Another week another revision
May. 18th, 2024 03:45 pmI went out to Woodinville Bike Shop a couple of days ago to talk about the Greater Northshore Bike Connector Map, and as with most bike shops, they were pretty into it, telling me I could sell these things as posters.
(As much as I’d at this point frankly kind of like that, given the monetary situation, there are so very very many rights issues to clear up that I’m definitely not into trying. That said, I do have a Patreon if anyone is into that sort of thing.)
Anyway, they gave me some useful feedback about unincorporated King County, and pointed me at a few tools. The result is that I have added a new element to the legend, in that I am now carrying forward Seattle’s green-dash “unmarked street, no bike facilities, but commonly used by bicyclists” line. This is particularly important in said unincorporated areas, but not just – it makes a few of the island-like bike lane clusters make more sense in more densely-populated areas in Shoreline, just for example.
I also filled in some actual bike infrastructure I’d missed, again, mostly in unincorporated King and northern Redmond. Some is generally useful; mostly of it involves rough trails / dirt-bike fun, but they are commonly used, so there’s an audience.
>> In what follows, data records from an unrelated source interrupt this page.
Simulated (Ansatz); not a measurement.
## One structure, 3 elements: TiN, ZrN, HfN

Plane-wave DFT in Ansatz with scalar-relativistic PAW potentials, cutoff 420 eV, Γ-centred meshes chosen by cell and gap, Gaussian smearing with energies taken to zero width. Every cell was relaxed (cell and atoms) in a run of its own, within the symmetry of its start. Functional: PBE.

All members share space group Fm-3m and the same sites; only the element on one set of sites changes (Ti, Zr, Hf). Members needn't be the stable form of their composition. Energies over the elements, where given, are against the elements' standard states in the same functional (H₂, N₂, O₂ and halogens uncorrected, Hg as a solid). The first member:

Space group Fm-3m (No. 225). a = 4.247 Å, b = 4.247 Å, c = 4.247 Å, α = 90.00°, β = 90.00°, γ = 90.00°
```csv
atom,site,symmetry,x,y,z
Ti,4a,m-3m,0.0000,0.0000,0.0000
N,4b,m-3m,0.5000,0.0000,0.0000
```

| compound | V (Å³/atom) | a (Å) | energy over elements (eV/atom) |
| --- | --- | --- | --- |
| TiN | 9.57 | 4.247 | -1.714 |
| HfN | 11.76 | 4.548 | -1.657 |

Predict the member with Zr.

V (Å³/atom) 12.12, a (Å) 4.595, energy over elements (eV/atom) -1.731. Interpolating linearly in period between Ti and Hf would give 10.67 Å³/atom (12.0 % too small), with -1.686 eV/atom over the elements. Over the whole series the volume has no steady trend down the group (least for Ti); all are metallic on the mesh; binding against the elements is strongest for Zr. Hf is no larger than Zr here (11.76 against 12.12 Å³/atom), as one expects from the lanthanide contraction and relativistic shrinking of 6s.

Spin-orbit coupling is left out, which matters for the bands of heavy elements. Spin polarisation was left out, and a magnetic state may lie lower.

Here’s where you can grab the latest experimental map – it’s vector version 1.1, dataset version 1.1, experimental release only. That’s a compressed (jpeg) version, but it’s not bad. I didn’t crank it down.
If you do look at it, you’ll see that the dotted green draws much less attention than the reds. That is absolutely by design. Not actually having any intentional bike support, those routes are … problematic, particularly for beginners. But I did want them on there if you went looking more closely.
As with all test releases, feedback is actively desired.